Which will stay?
PUBLISHED: 12:29 22 June 2006 | UPDATED: 10:23 06 May 2010
A UNIQUE house with historic and architectural merit will be knocked down – but a dangerous and derelict building will remain standing after being given planning permission to be converted into a hotel. Six two-bed flats and two three-bed dwellings wil
A UNIQUE house with "historic and architectural merit" will be knocked down - but a dangerous and derelict building will remain standing after being given planning permission to be converted into a hotel.
Six two-bed flats and two three-bed dwellings will replace Gunnells in Fairview Road, Stevenage.
The owners of Manulife in St George's Way have been given permission to convert it into a 140-bed hotel.
Both applications were approved by councillors during Stevenage Borough Council's planning and development committee on Monday night.
Fairview Road Residents' Association (FRRA) objected to the plans to knock down Gunnells and build flats saying it would increase traffic in the road, change the character of the area and set a dangerous precedent.
The association collected more than 1,200 signatures on a petition to save the building but council planning officer Martin Finch told councillors: "We can't turn down this application on the basis of how many people write to object."
Resident Catherine Shadbolt told The Comet after the meeting: "We thought we lived in a democracy, how can the needs of one be put before the wishes of a whole community.
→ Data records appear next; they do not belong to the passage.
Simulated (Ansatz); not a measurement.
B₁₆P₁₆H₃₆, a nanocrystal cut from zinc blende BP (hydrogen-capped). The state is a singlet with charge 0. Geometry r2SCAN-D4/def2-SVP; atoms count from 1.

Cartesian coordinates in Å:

"I was particularly incensed by the planner's comments about not considering the 1,200 objections as it was not a planning issue. So why do they ask us?
"This has made a mockery of their public consultation process."
Resident John Vincent, who is an architect, told the committee he felt Gunnells had historic and architectural merit and the plans were "ill-considered".
Russell Linard, who spoke on behalf of the applicants, said the new building would be a credit to the area.
Planning officer Martin Finch told councillors: "While the house is attractive in appearance and predates other buildings in the area, it is not worthy of statutory listing and is not within the conservation area. There is some local interest but there is no policy to protect such buildings."
Cllr Tanis Kent said: "This building is part of our heritage. We have a duty to protect it. We are failing in our duty as elected citizens if we allow this to be pulled down."
Five councillors voted for the application and three against. FRRA will continue to fight for a change in planning policy to protect buildings of local interest.
Commenting on the Manulife application Cllr Bruce Jackson said: "I don't like it but I can't see any reason to turn it down. Am I not alone in thinking this is another delaying tactic by the developers?"
His concern about the developers' intention followed the fact that outline planning permission was first granted in August 1999, with full permission given in January 2001.
In January 2005 permission was given to extend the time period of planning permission but no work ever started.
If owners Bluebird Holdings do not start work on the conversion of Manulife within six months the latest planning permission will become null and void.
Cllr Jack Pickersgill said: "We can't do much about this. What we really want to do is tear it down and put social housing on there."
Seven councillors voted for the application and one voted against.
The application went ahead despite the hotel having 140 bedrooms and only 27 parking spaces.